Las Vegas Review-Journal (Sunday)
Campus protest
PERHAPS the folks up Berkeley are finally starting to wise up. If you tolerate violent protests, you’ll get more of them. If you telegraph that there will be consequences for those who break the law during demonstrations, the students may be less tempted to go on a rampage.
Last week, conservative speaker Ben Shapiro addressed a group of students at the University of California’s flagship campus. The speech went off without a hitch despite fears that progressive agitators would try to scuttle the address, as they had earlier this year when other right-wing speakers came to campus. Instead, a few hundred protesters marched outside the venue without incident.
That’s how it should be.
The difference this time? The police turned out in force. The Associated Press reported that they “sealed off the building where Mr. Shapiro was speaking” and also installed “barricades to keep protesters at a distance.” This is stark contrast to previous demonstrations that led to injuries and property damage when the authorities refused to intervene.
Campus administrators were so intimidated by the progressive mobs that the Wall Street Journal reported last month the school spent $9,000 to install a new door in the chancellor’s office to give him a quick exit in case he was endangered by student protests.

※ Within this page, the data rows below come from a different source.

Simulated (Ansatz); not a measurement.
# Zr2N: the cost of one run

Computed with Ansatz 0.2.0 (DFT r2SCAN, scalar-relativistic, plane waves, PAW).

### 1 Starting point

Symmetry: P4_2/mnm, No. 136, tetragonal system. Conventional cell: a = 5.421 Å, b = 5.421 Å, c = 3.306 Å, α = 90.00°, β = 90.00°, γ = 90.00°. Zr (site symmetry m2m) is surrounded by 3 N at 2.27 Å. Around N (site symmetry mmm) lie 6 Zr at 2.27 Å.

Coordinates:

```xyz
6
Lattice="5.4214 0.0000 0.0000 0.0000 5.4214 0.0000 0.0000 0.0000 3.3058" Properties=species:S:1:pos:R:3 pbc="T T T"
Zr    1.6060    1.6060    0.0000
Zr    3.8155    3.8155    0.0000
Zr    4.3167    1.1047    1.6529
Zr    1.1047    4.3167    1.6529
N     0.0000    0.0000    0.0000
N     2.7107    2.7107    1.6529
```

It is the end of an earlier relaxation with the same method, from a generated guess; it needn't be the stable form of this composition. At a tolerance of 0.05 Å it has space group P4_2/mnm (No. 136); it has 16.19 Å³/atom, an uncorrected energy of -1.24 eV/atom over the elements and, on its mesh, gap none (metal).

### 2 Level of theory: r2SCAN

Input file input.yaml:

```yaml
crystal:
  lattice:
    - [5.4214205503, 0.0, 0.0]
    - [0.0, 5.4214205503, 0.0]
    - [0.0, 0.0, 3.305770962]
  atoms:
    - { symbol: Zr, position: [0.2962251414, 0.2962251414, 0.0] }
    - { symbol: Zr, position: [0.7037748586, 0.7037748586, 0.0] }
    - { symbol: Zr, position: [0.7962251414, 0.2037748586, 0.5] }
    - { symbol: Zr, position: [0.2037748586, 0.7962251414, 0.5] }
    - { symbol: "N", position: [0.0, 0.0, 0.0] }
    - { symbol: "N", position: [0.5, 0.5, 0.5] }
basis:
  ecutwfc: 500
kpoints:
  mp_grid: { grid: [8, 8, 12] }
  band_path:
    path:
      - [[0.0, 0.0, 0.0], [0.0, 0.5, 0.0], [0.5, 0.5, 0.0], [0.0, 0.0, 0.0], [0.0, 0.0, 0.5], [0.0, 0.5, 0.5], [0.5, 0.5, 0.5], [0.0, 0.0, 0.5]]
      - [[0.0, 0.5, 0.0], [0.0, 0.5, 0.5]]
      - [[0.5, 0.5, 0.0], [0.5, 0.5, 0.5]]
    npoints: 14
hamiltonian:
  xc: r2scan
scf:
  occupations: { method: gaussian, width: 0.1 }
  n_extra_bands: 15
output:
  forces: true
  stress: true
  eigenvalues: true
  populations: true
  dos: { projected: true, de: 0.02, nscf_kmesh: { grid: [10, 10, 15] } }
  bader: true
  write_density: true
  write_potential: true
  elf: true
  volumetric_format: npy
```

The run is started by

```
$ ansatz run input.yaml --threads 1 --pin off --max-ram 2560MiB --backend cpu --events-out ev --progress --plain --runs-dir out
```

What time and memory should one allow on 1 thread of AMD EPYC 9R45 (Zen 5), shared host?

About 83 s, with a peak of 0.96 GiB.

A Cal-Berkeley spokeswoman told the AP that security for the Shapiro event cost $600,000. “It’s an incredible amount of money,” she said. “And while we don’t regret that we spent it given the event was held peacefully, we certainly would have rather spent it on other purposes.”
Such large security expenditures wouldn’t be necessary, of course, if school administrators had previously done their jobs instead of cowering in the corner while the inmates looted the asylum.